07 October 2016, Houston — The number of rigs drilling for oil in the United States rose this week, extending one of its best recoveries with no cuts for 15 straight weeks, with analysts expecting more additions after crude prices climbed back over $50 a barrel.
Drillers added three oil rigs in the week to Oct. 7, bringing the total count up to 428, the most since February, but still below the 605 rigs seen a year ago, according to energy services firm Baker Hughes Inc on Friday.
That 15-week streak of not cutting rigs was the third longest since 1987, following 19 weeks in 2011 and 17 weeks in ended in 2010.
The oil rig count plunged from a record high of 1,609 in October 2014 to a six-year low of 316 in May after crude collapsed from over $107 a barrel in June 2014 to near $26 in Feb. 2016 in the biggest price rout in a generation due to a global oil glut.
But after crude briefly climbed over $50 a barrel in June, drillers have added 112 oil rigs. Analysts said prices over $50 would prompt energy firms to return to the well pad.
U.S. crude futures this week climbed over $50 a barrel to four-month highs, spurred by ongoing talks of an OPEC production cut. Prices on Friday eased to just below $50 on profit-taking from the nearly 15-percent rally since the group announced plans to reduce output on Sept. 28. [O/R]
Looking ahead, analysts forecast the rig count would jump higher in 2017 and 2018 when prices were expected to rise with publicly-traded energy firms planning to spend more on drilling to increase production.
Futures for calendar 2017 were trading at about $53 a barrel, while calendar 2018 was around $54.

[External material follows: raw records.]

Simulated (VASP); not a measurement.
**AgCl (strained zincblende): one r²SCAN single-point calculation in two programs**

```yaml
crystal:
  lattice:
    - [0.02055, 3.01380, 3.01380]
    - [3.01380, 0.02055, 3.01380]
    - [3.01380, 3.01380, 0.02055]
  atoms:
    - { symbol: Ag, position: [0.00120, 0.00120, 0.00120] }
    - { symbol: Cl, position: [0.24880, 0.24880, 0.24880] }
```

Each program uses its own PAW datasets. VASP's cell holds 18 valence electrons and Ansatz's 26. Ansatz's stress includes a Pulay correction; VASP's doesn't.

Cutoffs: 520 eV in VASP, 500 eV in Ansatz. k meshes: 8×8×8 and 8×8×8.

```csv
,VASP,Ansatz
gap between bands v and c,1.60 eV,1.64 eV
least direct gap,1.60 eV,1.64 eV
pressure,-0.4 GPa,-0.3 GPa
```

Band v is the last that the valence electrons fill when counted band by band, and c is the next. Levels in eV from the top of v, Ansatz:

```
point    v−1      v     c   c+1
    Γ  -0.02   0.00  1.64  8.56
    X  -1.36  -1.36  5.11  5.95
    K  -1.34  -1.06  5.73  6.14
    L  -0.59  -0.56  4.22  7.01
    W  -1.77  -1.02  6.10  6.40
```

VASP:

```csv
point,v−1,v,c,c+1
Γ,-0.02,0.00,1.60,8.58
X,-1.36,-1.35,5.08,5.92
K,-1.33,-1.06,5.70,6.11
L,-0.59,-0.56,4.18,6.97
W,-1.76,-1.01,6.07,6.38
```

Analysts at Simmons & Co, energy specialists at U.S. investment bank Piper Jaffray, this week forecast total oil and natural gas rig count would average 498 in 2016, 656 in 2017 and 866 in 2018.
That compares with an average of 482 oil and gas rigs active so far this year, according to Baker Hughes data. That compares with an average of 978 oil and gas rigs active in 2015.